This morning I needed to connect securly from my Windows 2000 machine to a Windows 2000 machine behind a remote firewall.
I needed to run ssh on the command line so I downloaded a VNC package that includes it: ""VNC with ssh".
I needed an X-Server so I downloaded Win32-XFree,"an Open Source GDI/DirectX based X-server for Windows 9x/NT Operating Systems built on top of X11R6.5.1. ".
To unpack it I had to use bunzip2 from my Cygwin installation after which I edited the startx.bat batch file and fixed up the paths and screen resolution and started it up.

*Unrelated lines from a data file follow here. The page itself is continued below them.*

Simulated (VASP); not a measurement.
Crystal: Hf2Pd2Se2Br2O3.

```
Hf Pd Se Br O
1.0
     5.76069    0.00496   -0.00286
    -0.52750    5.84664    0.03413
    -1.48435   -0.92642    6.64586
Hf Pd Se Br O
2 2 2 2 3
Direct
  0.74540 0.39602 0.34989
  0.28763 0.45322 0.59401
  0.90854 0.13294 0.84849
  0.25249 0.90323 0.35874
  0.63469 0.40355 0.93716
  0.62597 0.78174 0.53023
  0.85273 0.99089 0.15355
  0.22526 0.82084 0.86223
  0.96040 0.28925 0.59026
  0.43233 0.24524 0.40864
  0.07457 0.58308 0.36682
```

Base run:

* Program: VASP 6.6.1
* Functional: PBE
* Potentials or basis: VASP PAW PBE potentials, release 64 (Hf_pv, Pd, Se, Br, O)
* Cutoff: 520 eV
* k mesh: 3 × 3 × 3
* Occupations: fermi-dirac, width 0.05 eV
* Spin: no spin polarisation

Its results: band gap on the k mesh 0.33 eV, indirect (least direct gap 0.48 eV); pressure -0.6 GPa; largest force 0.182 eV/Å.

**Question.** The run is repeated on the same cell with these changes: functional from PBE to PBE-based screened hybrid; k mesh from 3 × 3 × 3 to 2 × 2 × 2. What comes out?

Then from the VNC folder, I ran the ssh command:
ssh -R6011:localhost:6000 -l name xxx.172.39.19
and logged into the remote machine.
On the remote machine I ran
export DISPLAY=localhost:11
to tell applications to send the X-Windows output to port 6011. This maps to port 6000 on my machine which is running the X-Server and so when I run a command like xclock on the far machine it shows up locally on my X-Server.
Now here's the weird part, on the remote machine I run
vncviewer xxx.168.103.34:0
which runs the vncviewer on the remote machine which displays a windows 2000 session which is running on yet another machine on my local X-Server desktop.
My question to my friendly sysadmin (i.e Sajjad) is why can't I run the VNC view locally and tunnel through the linux machine connect to the remote windows 2000 machine's vncserver. He says it's more complicated to do this but I don't know enough argue with him right now.
References: Freeware SSH and SCP for Windows 9x, NT, ME, 2000 and XP
Posted by stuartcw at September 11, 2002 11:59 AMHello Dear M-r Woodward,
I think you have a little mistake - you not need X-Server for windows at all. There is WinVNC server in the distribution. URL for RTFM:
http://www.uk.research.att.com/vnc/winvnc.html
So you just need to start it on the one machine. In this way you can see this machine from any other with installed VNC client. I have tried all cross combinations: lin-to-win, win-to-lin, win-to-win, lin-to-lin and there was OK. Also before my company had two offices - in Tokyo and Osaka, so the connection was tunneled via IPsec.
In fact I think you not need SSH at all. The VNC have pretty good encryption included, with session password etc. For SSH:
http://www.uk.research.att.com/vnc/sshvnc.html
Stoyan, you are right. Later Sajjad fixed it so that I can tunnel (to Osaka) directly. The configuration is actually win-linux-win. First we had a reverse tunnel from the linux machine back to the X-server on my win2000 machine but now we have a forward tunnel from the linux machine to the remote win2000 vnc port.
Another issue that came up was that other users couldn't connect using SHH until we set the "HOME" folder in their environment. This lead to a misleading "Unknown User" error.